In so ruling we do not intend to allow a recalcitrant governmental official in Germany to unjustifiably prevent plaintiffs from obtaining service on the defendant. In such a case the convention would not prevent the trial court from proceeding as to Andreas Stihl. The convention prohibits judgments from being taken against defendants who have not appeared until service has been perfected by delivery via the minister of justice. (See Article 15). Here, Andreas Stihl has had actual notice, has appeared by way of motions and has participated in depositions of the plaintiffs. In the future, should the minister of justice unjustifiably refuse to forward the summons and complaint after plaintiffs have complied with the applicable provisions of the convention, we will treat Andreas Stihl as having been served.
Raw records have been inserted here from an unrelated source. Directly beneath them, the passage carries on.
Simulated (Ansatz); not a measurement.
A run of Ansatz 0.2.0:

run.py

Plaintiffs also argued that Andreas Stihl has waived service. ARCP 12(g) requires that:

"A party who makes a motion under this rule may join with it any other motions herein provided for and then available to him. If a party makes a motion under this rule but omits therefrom any defense or objection then available to him which this rule permits to be raised by motion, he shall not thereafter make a motion based on the defense or objection so omitted, except a motion as provided in subdivision (h)(2) hereof on any of the grounds there stated." [Failure to state a claim upon which relief can be granted or failure to join an indispensable party.]

The defense of insufficiency of process is waived if not included in a Rule 12 motion. ARCP 12(h)(1).

After plaintiffs' last attempt to serve Andreas Stihl by certified mail and before their attempts to serve the defendant through the minister of justice, the...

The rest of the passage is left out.